From software data to software theory

The path less traveled

J. Whitehead    University of California, Santa Cruz, CA, United States


Software engineering is a pragmatic discipline. From the very beginning, the mindset of the software engineering research community has been focused on solving problems faced by practicing software engineers [1], and hence, much of software engineering work is motivated by pragmatic outcomes. To this day, software engineering research results typically require at least a semi-plausible scenario by which they can be used by practicing software engineers to assist in their development of software. Consistent with the broader software engineering community, Software Analytics also has a pragmatic bent. While this has generated many useful results, it has come at the expense of considering more theoretical outcomes from this data.


This chapter argues in favor of greater theory formation in software engineering in general, and software analytics in particular. While repository mining has yielded useful tools and techniques for practicing developers, it has also highlighted fundamental theoretical questions that remain unanswered. Examples abound. Consider the fact that most frequency distributions observed in software projects follow a power law or log normal distribution, to the extent that it is unusual to find one that is not. Why is that? To date, we have only partial explanations [2].

Pathways of Software Repository Research

In software repository analysis, researchers use or create tools to make a local copy of project data, and then compute software metrics or software relationship networks. Examples include calculating the size of every file in a project, or finding all of the inheritance relationships among classes. This ability to compute a wide range of metrics and relationships forms a powerful new scientific instrument, a kind of software mass spectrometer. It provides researchers powerful new ways of observing software, letting us “see” things that were previously hidden, or impractical to compute. In a very real sense, this software mass spectrometer changes our understanding of the world by making the previously invisible, visible, allowing us to ponder what it means.

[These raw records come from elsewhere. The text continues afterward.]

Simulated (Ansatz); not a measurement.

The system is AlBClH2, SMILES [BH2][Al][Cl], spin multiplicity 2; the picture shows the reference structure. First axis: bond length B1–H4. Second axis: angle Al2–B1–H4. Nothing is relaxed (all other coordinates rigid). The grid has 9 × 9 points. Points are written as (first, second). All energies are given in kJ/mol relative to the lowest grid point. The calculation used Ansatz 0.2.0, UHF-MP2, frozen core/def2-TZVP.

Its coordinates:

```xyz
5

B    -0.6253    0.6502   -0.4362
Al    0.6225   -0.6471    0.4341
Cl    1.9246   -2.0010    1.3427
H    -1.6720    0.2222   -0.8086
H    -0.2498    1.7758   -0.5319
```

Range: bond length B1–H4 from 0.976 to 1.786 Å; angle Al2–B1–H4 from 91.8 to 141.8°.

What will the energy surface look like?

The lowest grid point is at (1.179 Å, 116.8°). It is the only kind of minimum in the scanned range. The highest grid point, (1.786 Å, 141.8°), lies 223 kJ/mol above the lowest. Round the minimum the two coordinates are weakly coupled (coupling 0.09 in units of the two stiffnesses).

The typical pathway for software repository research starts with an observational research phase. Just as a traditional mass spectrometer provides a frequency distribution of the atoms or molecules available in a physical sample, typical outputs of our software mass spectrometer are frequency distributions computed over observed software metrics and relationships. These distributions are the frontline outputs of software repository analysis, the primary observations that researchers use as initial building blocks in their work. For example, directly measuring file size across all files in a project yields a (power law) frequency distribution of file size.

The most common next phase is application of the observational knowledge toward the betterment of software engineers. This usually takes the form of information or visualizations that can support managerial decision making, or some tool that provides benefits for software engineers. We term these pragmatic outcomes, since the explicit goal is improving the direct practice of software engineering activities. A software team presented with a list of the 20 largest code files, ordered by change frequency, could use this list to refactor and break apart these large files, thereby creating smaller, easier to maintain files that are changed less often.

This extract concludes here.